One of the neighborhoods in London that I mention in my book “A Gentleman’s Bidding” is Cheapside. I simply love the name and how incredibly misleading it is!
You mean it wasn’t a crummy, slummy, poor neighborhood? NO! In fact it was a very elegant and fashionable shopping area. It was the large array of businesses and shops that gave the neighborhood its name. The name Cheapside originated from the Saxon word “Chepe” which meant market.
So, why wasn’t Cheapside competing with the likes of Piccadilly, Park Lane and Grosvenor Square as a high-end fashionable place to live? The simple answer is trade.
In spite of its opulence, residing in Cheapside had a slightly negative connotation. People who lived in that neighborhood were often linked to trade, and the aristocratic members of the ton looked down on merchants, and for the most part anyone who had to work for a living. So, while Cheapside was the place to shop and to be seen milling around, one wouldn’t want their permanent address to be there.

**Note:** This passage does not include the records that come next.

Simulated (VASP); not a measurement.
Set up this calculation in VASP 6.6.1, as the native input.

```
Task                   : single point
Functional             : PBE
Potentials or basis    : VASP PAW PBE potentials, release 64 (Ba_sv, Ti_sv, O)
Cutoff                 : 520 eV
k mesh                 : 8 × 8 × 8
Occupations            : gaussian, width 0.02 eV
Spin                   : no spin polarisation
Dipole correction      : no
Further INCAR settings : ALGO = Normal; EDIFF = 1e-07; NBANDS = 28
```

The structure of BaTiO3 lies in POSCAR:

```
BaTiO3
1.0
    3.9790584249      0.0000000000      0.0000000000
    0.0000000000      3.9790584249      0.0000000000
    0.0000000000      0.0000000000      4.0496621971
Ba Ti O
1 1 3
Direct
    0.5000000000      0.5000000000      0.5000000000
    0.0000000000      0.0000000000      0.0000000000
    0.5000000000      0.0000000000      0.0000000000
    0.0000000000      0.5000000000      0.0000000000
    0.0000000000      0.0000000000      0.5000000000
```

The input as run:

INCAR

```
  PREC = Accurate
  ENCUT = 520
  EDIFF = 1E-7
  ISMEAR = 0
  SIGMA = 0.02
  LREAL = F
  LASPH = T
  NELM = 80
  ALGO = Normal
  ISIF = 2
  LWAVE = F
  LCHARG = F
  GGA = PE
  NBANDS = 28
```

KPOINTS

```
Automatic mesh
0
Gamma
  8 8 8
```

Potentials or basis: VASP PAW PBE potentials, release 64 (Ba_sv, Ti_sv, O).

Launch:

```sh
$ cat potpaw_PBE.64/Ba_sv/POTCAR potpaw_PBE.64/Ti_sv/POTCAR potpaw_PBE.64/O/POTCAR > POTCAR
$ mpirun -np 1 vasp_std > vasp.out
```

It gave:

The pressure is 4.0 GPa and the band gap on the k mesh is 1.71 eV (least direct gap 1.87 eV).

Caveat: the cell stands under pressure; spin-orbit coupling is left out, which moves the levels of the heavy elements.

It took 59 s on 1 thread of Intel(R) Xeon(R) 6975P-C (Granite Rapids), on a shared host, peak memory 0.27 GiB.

It’s ironic really because the traders and other shop keepers living in Cheapside were incredibly rich. Richer than most of the nobles who patronized the stores there. There was a lot more money to be made in retail trade than from managing property inherited from generations past.
Cheapside is the birthplace of the famous Cockney accent, though that was long before the Regency period. It has also popped up in several works of fiction including Jane Austen’s Pride & Prejudice, and William Shakespeare’s Henry IV.